Challenges

Data Governance Innovation Lab is committed to simplifying data management and driving data monetization in the era of big data.


Business Objectives

Data Governance Innovation Lab aims to create technical competitiveness for HUAWEI CLOUD intelligent data services, achieve collaborative analysis of data in different forms, share and open ecosystems, and release the power of data.

Open Ecosystems and Accelerated Generation of Data Assets, Releasing the Power of Data

1.  Virtual asset federation and data management in every domain

2.  Open architectures and models; joint development of industry assets with partners

3.  Full-link tools for helping partners accelerate the generation of data assets

Open Source for Building a Differentiated Data Computing Ecosystem

1. Data acceleration layer: a subsecond-level interactive engine for the logical lake to implement cross-source and cross-domain collaboration; optimized data organizations for building a data acceleration layer; combination of data analysis and data organization for a differentiated computing ecosystem

2. +Kunpeng: multi-core acceleration for hotspot computing models, providing the most cost-effective unit data processing

3. +AI: next-generation computing mode explored using vector calculation to enable intelligent engines

Unified Management with One View of All Data in a Data Lake

1. Unified metadata and data cataloging in a domain

2. Unified security management and privacy protection for sensitive data

Research

  • Big Data Technology

  • Intelligent Governance

  • Intelligent Visualization

Big Data Technology
  • Intelligent Data Value Exploration Platform

    Traditional data analysis, integration, governance, and development are driven by individual service requirements.

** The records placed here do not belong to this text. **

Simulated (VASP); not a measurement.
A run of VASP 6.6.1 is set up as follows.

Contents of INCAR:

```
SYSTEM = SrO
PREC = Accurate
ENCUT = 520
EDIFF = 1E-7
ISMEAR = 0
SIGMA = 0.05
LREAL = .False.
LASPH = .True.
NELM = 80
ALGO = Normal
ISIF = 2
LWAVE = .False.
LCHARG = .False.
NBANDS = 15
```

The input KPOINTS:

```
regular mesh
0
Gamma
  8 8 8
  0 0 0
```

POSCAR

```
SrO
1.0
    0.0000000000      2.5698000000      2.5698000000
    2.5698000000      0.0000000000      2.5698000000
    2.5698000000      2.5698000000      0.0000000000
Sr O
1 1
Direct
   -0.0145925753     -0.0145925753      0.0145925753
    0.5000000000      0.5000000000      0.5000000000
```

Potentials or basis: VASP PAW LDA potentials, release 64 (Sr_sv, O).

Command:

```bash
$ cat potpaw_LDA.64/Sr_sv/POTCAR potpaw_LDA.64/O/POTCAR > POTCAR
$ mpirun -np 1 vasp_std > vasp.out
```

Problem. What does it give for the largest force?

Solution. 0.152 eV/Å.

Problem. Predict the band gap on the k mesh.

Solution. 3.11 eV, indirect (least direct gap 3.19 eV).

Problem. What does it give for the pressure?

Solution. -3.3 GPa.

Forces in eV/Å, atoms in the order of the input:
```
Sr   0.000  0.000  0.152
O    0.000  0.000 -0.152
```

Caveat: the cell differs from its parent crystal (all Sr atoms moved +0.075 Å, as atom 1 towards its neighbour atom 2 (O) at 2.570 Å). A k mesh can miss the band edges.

    The future is an era of data-driven innovation. Mining data value and new service scenarios from massive data through uncertain and random data exploration behavior will become the norm. Therefore, we are exploring the random and informative intelligent data exploration platform to help customers discover value.

  • Next-Generation Intelligent Data Lake Computing Mode Powered by Vector Calculation

    Factors of AI such as feature vectorization, confidence, and probability pose new requirements on data computing and storage.

    The collision of vector calculation and statistical analysis can guide exploration for the next-generation of big data computing.

Intelligent Governance
  • Intelligent Data Detection, Repair, Association, and Sampling

    Intelligent data quality detection and repair, association, entity merging, sampling, and comprehensive profiling

  • Intelligent Data Asset Management Engine

    Federated metadata management of data assets of public cloud, private cloud, and local data sources; tens of millions of metadata and their relationships, and millisecond-level query performance; unstructured metadata governance, and fuzzy retrieval and recommendation of images, video, and text; real-time metadata system of a data lake for unified metadata management of a big data cluster with more than 20,000 nodes

  • Intelligent Data Security Management Engine

    Full-link security governance: algorithms for various GDPR-compliant data classification and masking scenarios, including data labeling and watermarking

  • Intelligent Data Quality Engine

    Intelligent data quality algorithms: abnormal data detection and repair algorithm, entity merging algorithm, and data column association algorithm; higher than 90% accuracy and recall rate for all datasets

    High-performance data quality engine: TB-level data quality detection in seconds, and distributed memory cache and automatic scaling

  • Intelligent Model-driven Engine

    Model-driven data development: intelligent data pipeline construction and data asset generation based on models

  • High-Performance Cross-Source Query Optimizer

    Multiple computing engines, such as Hive,Spark, HBase, and MySQL, implementing cross-region and cross-engine scheduling and optimization, and improving performance by over 10 times compared with open-source Rheem and Calcite

  • Intelligent Hybrid Data Lake Scheduling Engine

    Cross-region data resource scheduling, cross-public cloud and HCS hybrid cloud data resource scheduling, and AI operator scheduling; concurrent scheduling of millions of nodes during peak hours

Intelligent Visualization
  • Visualized Development Recommendation Engine Based on Machine Learning

    Intelligent industry module recommendation on visualized screens: intelligent template recommendation based on users' industry background; smart assistance optimization on visualized screens: intelligent one-click optimization (intelligent color matching and layout) through machine learning; scenario-based visualized modeling and development platforms, such as 3D city and 3D campus, as well as device-edge-cloud big data input and visualized interaction and presentation.